A divided U.S. Supreme Court on Wednesday rejected an attempt by Philadelphia area residents to sue Comcast Corp. for antitrust violations allegedly committed as the company consolidated its hold of the Philadelphia cable market from 1998 to 2007.
In a 5 to 4 vote, the majority of justices overturned an appellate court decision that would have let the $876 million antitrust proceed.
Justice Antonin Scalia, writing for the court majority, said the Comcast subscribers didn’t have enough of a common interest to mount a class action suit.
“Respondents class action was improperly certified,” he wrote.
The subscribers lawsuit charged that Comcast’s purchase and the trades of Philadelphia area systems with rival cable companies raised cable prices and reduced choices for Philadelphia area subscribers.
A divided appellate court had allowed the case to go forward, accepting the contention of the subscribers that Comcast’s concentration served to reduce any likelihood competing cable providers would enter the Philadelphia market. The appellate court rejected other claims that Comcast’s monopolization of the market had lessened the impact of satellite providers, lessened local price competition and unfairly increased Comcast’s ability to wield bargaining power in negotiations with cable channels in ways that put other providers at a disadvantage.
Scalia in his opinion wrote that the appellate court had failed to fully review Comcast’s arguments that the concentration hadn’t impacted cable rates that much.
He also wrote that questions about the individual damages due members of the class, “will inevitably overwhelm questions common to the class.”
Justice Ruth Bader Ginsburg, writing in dissent, said the court should have dismissed its review of the case as “improvidently granted” because the legal issues at stake turned out to be different from those the court granted for review.

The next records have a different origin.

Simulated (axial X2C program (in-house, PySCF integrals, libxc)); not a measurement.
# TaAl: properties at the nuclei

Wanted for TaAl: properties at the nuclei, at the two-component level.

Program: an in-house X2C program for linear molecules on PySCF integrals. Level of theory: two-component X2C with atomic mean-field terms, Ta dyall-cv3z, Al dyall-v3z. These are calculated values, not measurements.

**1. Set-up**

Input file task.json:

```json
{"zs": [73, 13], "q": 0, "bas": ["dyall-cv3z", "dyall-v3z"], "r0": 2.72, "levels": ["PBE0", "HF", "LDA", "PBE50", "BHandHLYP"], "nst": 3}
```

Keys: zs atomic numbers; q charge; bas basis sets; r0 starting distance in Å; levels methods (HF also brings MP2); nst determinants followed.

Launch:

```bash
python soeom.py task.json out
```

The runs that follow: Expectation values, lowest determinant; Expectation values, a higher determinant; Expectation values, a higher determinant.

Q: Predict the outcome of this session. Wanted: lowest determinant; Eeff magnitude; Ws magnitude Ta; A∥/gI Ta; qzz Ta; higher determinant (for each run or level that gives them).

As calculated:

“The court’s decision to review the merits of the district court’s certification order is both unwise and unfair to respondents,” she wrote.
She also suggested that the court majority’s appeared to substitute “its own view of the facts” for the facts in evidence and she warned it offered “a profoundly mistaken view of antitrust law.”
Comcast in a statement said it was pleased with the court decision.
“We are pleased that the Supreme Court found that a class should not have been certified in this case,” the statement said.